Preprocessing of Physiological Data

An algorithm was developed to extract the most commonly used features from the measured heart rate signal ( 19 , 20 ), using a sliding window approach (see Figure 1f). The output measures are divided into time-domain ( 21 ) and frequency-domain measures ( 22 ). In the time domain, the measures included are BPM (beats per minute), IBI (interbeat interval), MAD (median absolute deviation of intervals between heart beats), SDNN (standard deviation of intervals between heart beats), RMSSD (root mean square of successive differences between neighboring heart beat intervals), SDSD (standard deviation of successive differences between neighboring heart beat intervals), and the pNN50 and pNN20 (proportion of differences between successive heart beats greater than 50 ms and 20 ms, respectively). In the frequency domain, included measures are LF (the low frequency band: 0.04–0.15 Hz), which is related to short-term blood pressure variation, and HF (the high frequency band: 0.16–0.5 Hz), which reflects breathing rate, and the LF/HF ratio, a measure of sympathetic–parasympathetic balance ( 22 , 23 ).

Skin response consists of a tonic and phasic component ( 24 ). Tonic represents the long-term, slow variation in the signal, indicative of general psycho-physiological arousal ( 25 ). Phasic reflects relatively quick responses to discrete external stimuli, occurring generally 1–3 s after stimulus onset ( 25 ). Power in the frequency spectrum of skin response between 0.03 Hz and 0.5 Hz has been linked to short-term workload changes ( 26 ). The mean, max-min difference, MAD (median absolute difference), and 0.03–0.5 Hz frequency spectrum were extracted from the GSR (galvanic skin response) signal, using the same window approach as for heart rate. Frequency spectra were extracted using a trapezoidal integration of the area under corresponding frequency bands in the power spectrum.

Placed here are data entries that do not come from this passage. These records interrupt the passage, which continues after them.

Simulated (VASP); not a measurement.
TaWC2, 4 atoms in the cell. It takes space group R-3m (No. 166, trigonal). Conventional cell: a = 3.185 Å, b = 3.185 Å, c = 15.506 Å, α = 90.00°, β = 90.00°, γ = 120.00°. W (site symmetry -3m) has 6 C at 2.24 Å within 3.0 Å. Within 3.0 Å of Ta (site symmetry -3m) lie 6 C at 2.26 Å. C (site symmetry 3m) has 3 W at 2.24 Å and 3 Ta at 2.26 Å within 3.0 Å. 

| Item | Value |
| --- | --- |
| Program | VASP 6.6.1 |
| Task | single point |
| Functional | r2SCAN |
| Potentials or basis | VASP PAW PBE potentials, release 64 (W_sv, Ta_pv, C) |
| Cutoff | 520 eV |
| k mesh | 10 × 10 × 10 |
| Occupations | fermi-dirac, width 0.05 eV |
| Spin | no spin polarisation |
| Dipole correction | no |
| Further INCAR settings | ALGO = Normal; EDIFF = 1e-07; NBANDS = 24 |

Blink data were detected offline from recorded video data. An algorithm was developed to extract blink number, blink duration, and interblink interval. It functioned by detecting 68 “facial landmarks” ( 27 ), then calculating eyelid distance for each frame. Blinks were detected in the resulting signal by finding large slopes, then finding the lowest point of reversal. The process is displayed visually in Figure 1g.

Driver Performance Data

Performance measures reflect how the control the driver exerts over the vehicle varies across conditions. The study included steering wheel angle, steering wheel reversals, speed, variation in lateral and longitudinal position, and headway and time to collision when available (for more information, see [ 9 ]).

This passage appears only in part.